When do you start talking about the wedding? While many people might start the conversation after they say “Yes!” to the engagements it may be wise to start a little sooner. It’s easy to assume that once you get engaged, things will just click. But in the same way that you want to talk about big life decisions before you get engaged—whether you want kids, where you want to live, and other major plans—you also want to touch base about the wedding. Because you may find that, no matter how much you love this person, you are not on the same page.
And that’s OK—there’s always room for compromise—but I promise, it’s easier to explain to them why you don’t want a themed wedding with 290 of your closest friends before you get engaged. After you’re engaged, the stakes feel higher and disagreements are more loaded. Sure, you don’t want to plan every detail of the day before you even decide to say “I do”, but it does really help to touch base on some of the general points. It means fewer surprises and, ultimately, fewer disagreements. Wedding planning is stressful enough, right?
So here are the things you might want to touch base on before you get engaged—because if they’re planning on an all-inclusive beach extravaganza and you were thinking quaint and whimsical, things might get awkward.
1. The Size
Wedding guest lists always have a way of growing and expanding far larger than you ever anticipated—but it can really help if you have some idea of what you’re both thinking. The words “large” or “initiate” can mean different things to different people, so just working out whether you’re both picturing the same type of affair can be helpful.
2. The Location
I’ve watched so many engagements get a little rocky when suddenly one partner announced they just assumed the wedding would be at their family home. Sometimes that works out great—but sometimes, it’s very complicated. If one of you has a set vision in mind, it might be best to float it as early as possible.
3. The Theme
You don’t need to work out whether you want greenery or what your color scheme is, but whether or not there’s going to be a theme is useful. People usually have strong feelings about theme weddings—one way or another—so you don’t want a surprise there.
4. The Budget
OK, this is probably the most uncomfortable thing to talk about—which is exactly why it’s so important. Talking about money is always emotive and some people find it incredibly difficult. You don’t need to break down exactly how much you want to spend, but you should feel out if you’re both thinking a blow-out blockbuster or a more humble affair that doesn’t affect your other financial goals. It may be a difficult subject to bring up, but it’s much better to do it when things feel a little less pressurized—or else, it can easily turn into a bigger disagreement than it needs to.
5. The Amount Of Work
Are you planning a professional-level event or a casual gathering? And if it’s the former, who’s doing the work? Planning a wedding can feel like a full-time job—ask anyone who’s done it—so touching base on just how elaborate it’s going to be is important. But it’s even more important to establish who’s going to be putting in all of those hours. Are you going to share the load? Is one person going to take the lead? Are you hiring someone? Talking about this first can make sure you don’t jump in and bite off more than you can chew, which leads to so much stress later down the line.

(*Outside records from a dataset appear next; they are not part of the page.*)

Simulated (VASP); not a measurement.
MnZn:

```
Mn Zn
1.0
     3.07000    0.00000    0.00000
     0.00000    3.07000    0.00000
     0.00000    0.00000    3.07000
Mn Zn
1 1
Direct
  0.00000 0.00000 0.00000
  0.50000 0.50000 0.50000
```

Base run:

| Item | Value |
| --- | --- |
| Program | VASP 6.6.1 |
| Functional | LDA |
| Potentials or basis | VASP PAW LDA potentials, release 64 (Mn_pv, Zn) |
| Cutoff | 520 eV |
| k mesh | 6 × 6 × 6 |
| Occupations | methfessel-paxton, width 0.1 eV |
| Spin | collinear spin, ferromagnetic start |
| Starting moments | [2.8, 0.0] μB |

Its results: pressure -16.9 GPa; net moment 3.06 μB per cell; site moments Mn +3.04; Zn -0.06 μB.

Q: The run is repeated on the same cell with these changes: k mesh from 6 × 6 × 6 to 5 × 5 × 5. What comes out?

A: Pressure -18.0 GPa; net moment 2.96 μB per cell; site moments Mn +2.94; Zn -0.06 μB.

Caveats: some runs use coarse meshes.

6. The Length Of Engagement
Does getting engaged mean that you’re running toward the altar—or is its own stage of your relationship? There’s no wrong answer, but it’s good to make sure you both know what being engaged means to you. I have a close friend who has been engaged for over four years, another who made it to the altar in just over four months. Everyone’s expectations are different.
7. Your Family Involvement
Like money, this can be really tricky to talk about—and really, really important. Some people assume that their family will be the focal point—right down to second cousins once removed. If one family is larger or more domineering, things can get uncomfortable. It's good to have a sense of how your families will be (and how to manage them) early in the game.
You probably don't want to plan your wedding before you get engaged—which is totally fair enough. But there are some key components that it might be good to feel out in advance. After the engagement, tempers run high and decisions can feel more weighty—so just think of it as prep work. That way, you know you're going into the engagement strong.